Skip to content

Latest commit

 

History

History
147 lines (102 loc) · 5.27 KB

README.md

File metadata and controls

147 lines (102 loc) · 5.27 KB

This repository has been moved to https://github.com/jtracker-io/jt-cli

JTracker

JTracker is a job tracking, scheduling and execution system with client-server architecture for distributed computational workflows. All jobs are centrally managed by a JTracker server, JTracker executors (the clients) request jobs/tasks from the server and execute them on compute nodes the executors reside.

Installation

JTracker client needs to be installed on a workflow task execution host. It may be a VM in a cloud environment, an HPC node, or may be just your laptop, or all of them at the same time.

# clone the source code
git clone https://github.com/icgc-dcc/jtracker.git

cd jtracker

# install pip3 if not installed already, for Debian or Ubuntu platform do this:
sudo apt-get install python3-pip

# install packages, you may need to run it with sudo
pip3 install -r requirements.txt

# install JT client, you may need to run it with sudo
python3 setup.py install

# if you see usage information with the follow command, you are ready to go
jt --help

Quick test run with demo JTracker workflow

JTracker is in early phase of development, features and behaviours may change as we advance forward. However this quick test run should give you a clear picture how JTracker is designed and how it may fit in your workflow use cases.

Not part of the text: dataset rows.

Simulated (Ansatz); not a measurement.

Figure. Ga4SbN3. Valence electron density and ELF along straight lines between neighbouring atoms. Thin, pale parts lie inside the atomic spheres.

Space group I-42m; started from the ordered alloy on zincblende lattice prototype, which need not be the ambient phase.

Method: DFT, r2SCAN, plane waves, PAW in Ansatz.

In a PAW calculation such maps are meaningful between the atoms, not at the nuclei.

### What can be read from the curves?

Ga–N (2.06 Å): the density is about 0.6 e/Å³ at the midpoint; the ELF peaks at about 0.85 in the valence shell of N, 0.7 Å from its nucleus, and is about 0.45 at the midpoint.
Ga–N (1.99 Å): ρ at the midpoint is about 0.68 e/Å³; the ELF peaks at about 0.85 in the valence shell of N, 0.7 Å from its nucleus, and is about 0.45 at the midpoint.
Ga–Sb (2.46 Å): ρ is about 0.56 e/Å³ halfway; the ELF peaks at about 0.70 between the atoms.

This test run uses a demo JT server running at http://159.203.53.247.

Note: please do not upload sensitive data when following along the steps.

Register a user account

Please change your_account_name to your own in the following command.

jt user signup -u your_account_name

Log in as the new user

# logging in has not been fully implemented, no password needed for now
jt user login -u your_account_name

Register a JT workflow under your account

The workflow we use for this demo is available here: https://github.com/jthub/demo-workflows/tree/master/webpage-word-count.

The workflow git release tag is 'webpage-word-count.0.0.8': https://github.com/jthub/demo-workflows/releases/tag/webpage-word-count.0.0.8

jt wf register --git-server https://github.com \
               --git-account jthub \
               --git-repo demo-workflows \
               --git-path webpage-word-count \
               --git-tag webpage-word-count.0.0.8 \
               --wf-name webpage-word-count \
               --wf-version 0.0.8 \
               --wf-type JTracker

Create a Job Queue for the workflow you would like to run from

The following command creates a job queue for workflow: webpage-word-count with version: 0.0.8.

jt queue add --wf-name webpage-word-count \
             --wf-version 0.0.8

Upon successful creation, you will get a UUID for the new job queue, record it for the next step. In my test, I got 00e2b2e4-f2dc-420a-bb2d-3df6a7984cc3.

It's possible to create a job queue based off a workflow registered under another user given that the workflow is accessible to you. In this case, you provide workflow fullname, eg, user1.webpage-word-count for webpage-word-count workflow owned by user1.

Enqueue some jobs

Now you are ready to add some jobs to the new queue.

# remember to replace '00e2b2e4-f2dc-420a-bb2d-3df6a7984cc3' with your own queue ID
jt job add -q 00e2b2e4-f2dc-420a-bb2d-3df6a7984cc3 -j '{
  "webpage_url": "https://dzone.com/cloud-computing-tutorials-tools-news",
  "words": [ "Cloud", "Docker", "Kubernetes", "OpenStack" ]
}'

You can enqueue a couple of more jobs, simply replace webpage_url and words with your favorite values and repeat the above command. New jobs can be added to the queue at any time.

Launch JT executor

Finally, let's launch a JT executor to run those jobs.

# again, replace '00e2b2e4-f2dc-420a-bb2d-3df6a7984cc3' with your own queue ID
jt exec run -q 00e2b2e4-f2dc-420a-bb2d-3df6a7984cc3

This will launch an executor that will pull and run jobs from queue 00e2b2e4-f2dc-420a-bb2d-3df6a7984cc3. Current running jobs/tasks will be displayed in stdout (this can be turned off later).

There are some useful options give you control over how jobs/tasks are to be run. For example, -k and -p allow you control how many parallel tasks and jobs the executor can run respectively. Option -c tells executor to run continuously even after it finises all the jobs in the queue. This is useful when you know there will be more jobs to be queued and you don't want to start the executor again. Try jt exec run --help to get more information.

To increase job processing throughput, you can run many JT executors on multiple compute nodes (in any environment cloud or HPC) at the same time.

It's possible to implement auto-scaling on your own, for example, using Kubernetes to increase or decrease worker nodes on which JT executor runs.

Check job status and output

If the executor is still running, you can perform the following commands in a different terminal.

Get job status in queue 09360ea8-748a-4a8d-9b55-16b5b7278069.

jt job ls -q 09360ea8-748a-4a8d-9b55-16b5b7278069

Get detail for a particular job c36f6ed7-7639-4ffc-984e-f83e00936d4d in queue 09360ea8-748a-4a8d-9b55-16b5b7278069.

jt job get -j c36f6ed7-7639-4ffc-984e-f83e00936d4d -q 09360ea8-748a-4a8d-9b55-16b5b7278069

In the response JSON you will be able to find the word count result.